FALL SOUP: Apple Sweet Potato Coconut Saffron

That’s a lot of delicious in one little bowl! This soup is a perfect example of how I like to cook – think about tasty flavors and find a way to mush them all together. In this case, literally and the mushing was done with a food processor.

Tip for reluctant cooks: If all of your ingredients are yummy, it’s going to be difficult to make something that tastes bad. Trust your instincts! Have fun!

After making this soup, I realized I could have done a few things differently – namely, peeling the apples and sweet potatoes before baking them. I left the skins on and then squished out the insides once they were soft. (That sounds so violent, yikes!) The downside: some of the insides remained, and by peeling first I could have got a little more. The plus side: eating the baked apple and sweet potato skins with the remnants of the insides is DELICIOUS, and super-duper good for you (lots of fiber and nutrients!). Use whatever method works for you.



  • 3/4  lb. sweet potatoes (about 5-7 small to medium sized potatoes)
  • 6 apples (I used cortland apples),
  • 3 shallots, rough chopped in small pieces
  • 1 red bell pepper, rough chopped in small pieces
  • 1 cup water
  • 1 can light coconut milk
  • 1 cup plain almond milk (or other nondairy milk, but almond is really creamy)
  • 2 cups water (added later than the previously mentioned cup)
  • 1 small pack saffron (0.2 grams)
  • 2 inches fresh ginger, grated
  • 1 teaspoon allspice
  • salt to taste

Heat oven to 375 degrees. Cut sweet potatoes and apples in half lengthwise.  Brush olive oil on flesh side, put flesh side down on a baking sheet.

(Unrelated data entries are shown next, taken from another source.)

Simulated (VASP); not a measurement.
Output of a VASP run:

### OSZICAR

*I only had room for 3 of the halved apples on my sheet. Since they are less dense than potatoes, the apples were done first. I removed the baked apples (the skin started to remove itself) while leaving the potatoes, then added the rest of the halved apples. When the second batch was done, so were the sweet potatoes. I swapped apples at about 20- minutes in, then put the tray back in for another 20 minutes.

Remove tray and allow apples and sweet potatoes to cool.

In a large soup pot, add 1 cup water and bring to a boil. Add red pepper and shallots. These veggies will cook in the water instead of sauteing in oil. When veggies have “sauteed” in the water and water has evaporated some, add the rest of the ingredients. When you can handle the apples and sweet potatoes, remove the skins or scoop out with a spoon and drop into the pot.

Saffron is a really unique spice, but it’s EXPENSIVE. However, it’s distinctive flavor make it something nice to go to once in a while. For $3.00, I only got this tiny amount, but it did impact the flavor of the soup. (You can, of course, omit it from the recipe if you don’t want to use it.)


Once everything has boiled in the pot for about 10 minutes, remove pot from heat and allow to cool. Ladle into the food processor in batches (or use an emulsion blender – next on my list of needed kitchen gadgets!).

Garnish with more allspice, or a cinnamon stick!

This is a sweet soup, but hearty and comforting for cool fall nights. It’s VERY low fat (the biggest source of fat coming from the coconut milk), and the red pepper and sweet potato make it extremely high in vitamin C – great if you feel a cold coming on.

Snuggle up and enjoy!



12 thoughts on “FALL SOUP: Apple Sweet Potato Coconut Saffron

  1. i have the cuisinart smart stick 200 watt…i read the electric ones offer more power than the battery charged ones…has a very long cord so i can use it right in the pot and then pop off in the sink….i have been using it for four years regularly…no problems 30 bucks at amazon w/o processor like bowls….(i had a wolfgang puck battery one prior to that which died almost immediately…

  2. This looks delicious. Do you think it would have come out as well to just peel, slice and boil the apples and sweet potatoes in the pot first? Seems a little bit time and mess intensive to bake first.

    I have a Moosewood recipe for squash soup that involves peeling, slicing and boiling the squash in apple juice and then I just immersion blend it at the end. You have to find one of those, they are indispensible – and very reasonably priced nowadays.

    • Yes, I think the time-saving suggestion you made would work wonders. Haha. I don’t know why I somehow ONLY thought of the longest most drawn out way to make this. Ah well. And that’s another vote for an immersion blender – woohoo! I want one! Thanks for stopping by 🙂

  3. Pingback: 10 Tempting Fall Soups | GoodVeg

  4. This is a great recipe. Thanks! I substituted dried calendula for the saffron. A bit cheaper. Same color and a lighter flavor. But it works for my budget and uses what I’ve harvested thus far.